So, another album that is 20 years old... Maybe I shouldn't be as surprised as I am by all those grey hairs in my beard?
Oh, Bono and the boys... (sigh). Y'all don't make it easy on us, do you? Thirty years of tweaking the dials, sometimes getting them right, quite often getting them very wrong, and, on one or two occasions, hitting brilliance.
About once a decade the band has a nervous breakdown, throws everything out the window, and comes up with something completely different. In the 1980s, after Live Aid, they freaked out, almost broke up, and then decided to do one more album before breaking up.... The Joshua Tree.
At the end of the decade, having reached a point where they felt the hype was completely out of control, they had another breakdown. I remember reading in Rolling Stone that the insane level of hype surrounding the band was brought into sharp focus for them when they realized the Olympic Torch at the LA Colosseum had only been lit, at that point, four times. Twice for the Olympics themselves, once for Pope John Paul II, and... yep... once for U2 on The Joshua Tree tour.
Becoming fascinated by their own hype, coupled with The Edge's new found love of industrial music, the band hit their high point in 1991 with Actung Baby. This album, and the tour that followed, probably single-handedly, in my opinion, changed music as much as the whole grunge thing that was happening at the same time. From the sound, the look, the attitude through to the marketing and to what audiences expect from a live concert... the mainstream was changed by what U2 did in 1991. You must remember, while watching these videos, nothing looked or sounded like this on mainstream radio or TV (MTV was still playing music back then, sometimes) when this came out.

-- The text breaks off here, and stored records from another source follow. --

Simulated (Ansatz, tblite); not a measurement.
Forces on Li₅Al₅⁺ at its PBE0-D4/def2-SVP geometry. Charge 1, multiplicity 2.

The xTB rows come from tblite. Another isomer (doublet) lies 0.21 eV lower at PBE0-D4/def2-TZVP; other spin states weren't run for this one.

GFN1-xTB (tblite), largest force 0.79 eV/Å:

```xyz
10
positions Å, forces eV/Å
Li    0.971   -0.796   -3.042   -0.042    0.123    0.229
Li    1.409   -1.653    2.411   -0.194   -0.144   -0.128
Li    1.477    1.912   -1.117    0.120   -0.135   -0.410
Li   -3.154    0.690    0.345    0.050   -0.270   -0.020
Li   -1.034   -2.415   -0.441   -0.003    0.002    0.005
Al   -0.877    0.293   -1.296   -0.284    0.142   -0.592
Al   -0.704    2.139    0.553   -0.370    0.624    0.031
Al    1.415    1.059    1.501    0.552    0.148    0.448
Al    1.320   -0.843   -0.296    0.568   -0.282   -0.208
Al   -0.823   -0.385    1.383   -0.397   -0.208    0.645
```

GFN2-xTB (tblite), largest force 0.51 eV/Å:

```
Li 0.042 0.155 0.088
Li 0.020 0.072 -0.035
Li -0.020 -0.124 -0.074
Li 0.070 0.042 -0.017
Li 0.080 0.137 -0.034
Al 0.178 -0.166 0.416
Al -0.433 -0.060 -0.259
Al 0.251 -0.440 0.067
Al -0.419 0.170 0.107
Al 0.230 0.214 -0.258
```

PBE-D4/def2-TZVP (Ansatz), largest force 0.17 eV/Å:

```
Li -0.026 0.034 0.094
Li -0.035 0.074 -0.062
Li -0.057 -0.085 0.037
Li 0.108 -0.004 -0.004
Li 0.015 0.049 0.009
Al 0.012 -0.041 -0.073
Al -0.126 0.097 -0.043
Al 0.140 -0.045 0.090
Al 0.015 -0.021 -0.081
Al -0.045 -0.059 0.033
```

Because of this one album, industrial elements were pushed into mainstream pop music, and the tour? Well, nothing ever, ever had been done like that before. I saw the Zoo TV tour twice, once in Tacoma in its smaller indoor arena version and then, later, in Vancuover B.C. during the Outdoor Broadcast stadium leg of the tour. No video can really capture the sensory overload. It was amazing. This was the first time a band really figured out how to make a performance in these larger venues really work for everyone in the house, not just for those lucky few within the first 25 yards or so of the stage.
But for me, the music was really what hooked me at this point. U2 had been one of my favorite bands since The Unforgettable Fire. But, they were something of an anomaly in my tastes. For the couple years leading into the release of Auctung Baby, like The Edge, I'd been spending a lot of time listening to the Chicago Wax Trax bands (Ministry, KMFDM, My Life With The Thrill Kill Kult), and when I heard the first opening riffs of "The Fly" (first single) and then, later, "Zoo Station" (first album track), well... they just sounded perfect.
Of course, this moment of perfection was short lived. The mocking of their own hype that worked so well at this point in their career was turned up a notch for the follow up album, Pop, and the Popmart tour. Turned all the way up, too far, to eleven. It no longer felt like they were making fun of themselves and the media, but actually taking themselves too seriously again. Plus, the album sucked. Bad.
They've been up and down ever since. But for a brief ride in 1991 and 1992, they had it all nailed down into perfection.
So, they've thrown down a Deluxe Edition of Actung Baby today. Meh. Nothing new. The second disc has a couple high points (the b-side track "Salome" and the covers of "Satelite of Love," "Paint It Black," and "Fortunate Son") and a lot of unlistenable crap (the re-mixes). The most interesting track is them getting their Kubrick on with "Alex Descends Into Hell For A Bottle Of Milk / Korova 1." The second disc, though, is definitely released by the current band, not the band that was getting it so right back in 1991 and 1992.
Listen on Spotify, if you wish... That is what I did. Here is my playlist, featuring the decent tracks (and the original album in its entirety): U2 - Actung Baby Deluxe Tracks
Very fittingly, the last track on the bonus disc is "Where Did It All Go Wrong?"
Yeah, I think Bono and Co. get it.
U2Station.com | U2 News | U2: Turn off the decline:
And then, suddenly, U2 lost its way.
Pop was the turning point, not just because that oft-maligned 1997 album was the first truly weak entry in the U2 catalogue but because it marked the beginning of U2 pulling its punches. After the electronically enhanced excursions of Zooropa, the band crowed long and loud about making a full-tilt dance record the next time out, enlisting such electro-savvy chaps as Flood, Howie B. and Nellee Hooper to bring those aspirations to life. Yet the work that eventually surfaced from those sessions sounded every bit like the "compromise project" guitarist the Edge would later call it; it sounded like a record by a group that had gotten cold feet midway through the recording process and then hastily backtracked to behaving more recognizably like itself out of fear of alienating its audience.
That's the way I heard it, anyway -- and I think I was right, given the unsubtle retreat to its "classic" sound that the band would make three years later on All That You Can't Leave Behind after Pop's perceived commercial failure -- and I've never forgiven U2 for it.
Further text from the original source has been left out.